Five months into the Jamboree Journey, last weekend two of the Gloucestershire Unit found themselves in Manchester on a Scouts Speak Up course, and I took the opportunity to find out how the preparations for the Jamboree were going.
The Scouts Speak Up course is designed to give young people the confidence to talk about scouting and promote what they’re up to, and so Sunday morning was the perfect opportunity to put their new skills to the test .
Rachel applied for the Jamboree because she thought it would be the “ultimate adventure” and has not been disappointed! Her biggest fear was meeting so many new people and some of the training has been geared towards making this easier. At a unit training camp in June the participants were paired up with someone they didn’t know and had to spend the morning with them. This pushed people out of their comfort zone, but by the end of the morning everyone was thoroughly enjoying it. The bonding on the first day allowed them to pack the lunches on the second, and even the rain couldn’t dampen their spirits!
The unit packing lunch – 2000 to go!
The Jamboree is still a year away, but Rachel pre-empted the course and has already been using her skills to give her Jamboree experience back to the community, running Japanese evenings at Beavers and Guides. The unit has recently acquired ‘Japan in a Box’ – a box they can bring to your group to share their experiences and they look forward to hearing from you.

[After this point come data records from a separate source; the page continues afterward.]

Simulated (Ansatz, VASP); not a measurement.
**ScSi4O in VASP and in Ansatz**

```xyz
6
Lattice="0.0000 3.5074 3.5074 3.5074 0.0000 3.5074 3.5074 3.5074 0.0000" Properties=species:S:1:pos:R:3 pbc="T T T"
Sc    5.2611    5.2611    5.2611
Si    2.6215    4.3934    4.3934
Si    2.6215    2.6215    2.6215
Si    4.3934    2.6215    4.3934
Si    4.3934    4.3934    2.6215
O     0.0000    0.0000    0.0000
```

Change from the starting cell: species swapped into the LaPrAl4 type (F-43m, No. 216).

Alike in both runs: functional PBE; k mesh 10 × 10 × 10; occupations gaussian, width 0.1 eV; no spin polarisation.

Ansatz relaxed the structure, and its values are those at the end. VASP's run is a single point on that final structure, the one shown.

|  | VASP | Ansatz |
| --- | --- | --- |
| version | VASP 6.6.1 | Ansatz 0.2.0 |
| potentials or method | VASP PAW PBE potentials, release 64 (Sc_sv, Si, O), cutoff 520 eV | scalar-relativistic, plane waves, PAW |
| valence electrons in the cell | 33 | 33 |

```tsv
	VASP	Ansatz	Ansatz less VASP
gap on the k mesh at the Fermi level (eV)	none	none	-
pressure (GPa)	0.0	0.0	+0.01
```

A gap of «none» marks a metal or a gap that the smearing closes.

I also got a chance to ask Ned what he’s been doing to help raise the money needed for the Jamboree, which not only pays for himself but also goes towards subsidising the Jamboree for scouts from less fortunate countries.
In addition to helping at unit fundraisers, Ned told me he’s “changes his life quite a bit” and taken a job as a butcher’s boy every Saturday. This bold step means Ned knows exactly what he’ll raise before we go to Japan, and is a great way to not only get to Japan but also to do something that will have a lasting impact for Ned in the future.
Before letting them go to continue preparing their final presentation for the course I asked if they’d managed to use any Jamboree skills in their everyday life. Confidence was the fastest answer I got, but Ned summed it up best: “I’ve managed to use the skills at school, like for giving presentations to year sevens on how to revise”, something he thinks the Speak Out course will help even more. The Jamboree Journey already giving something back!
Ned and Rachel loving the camera!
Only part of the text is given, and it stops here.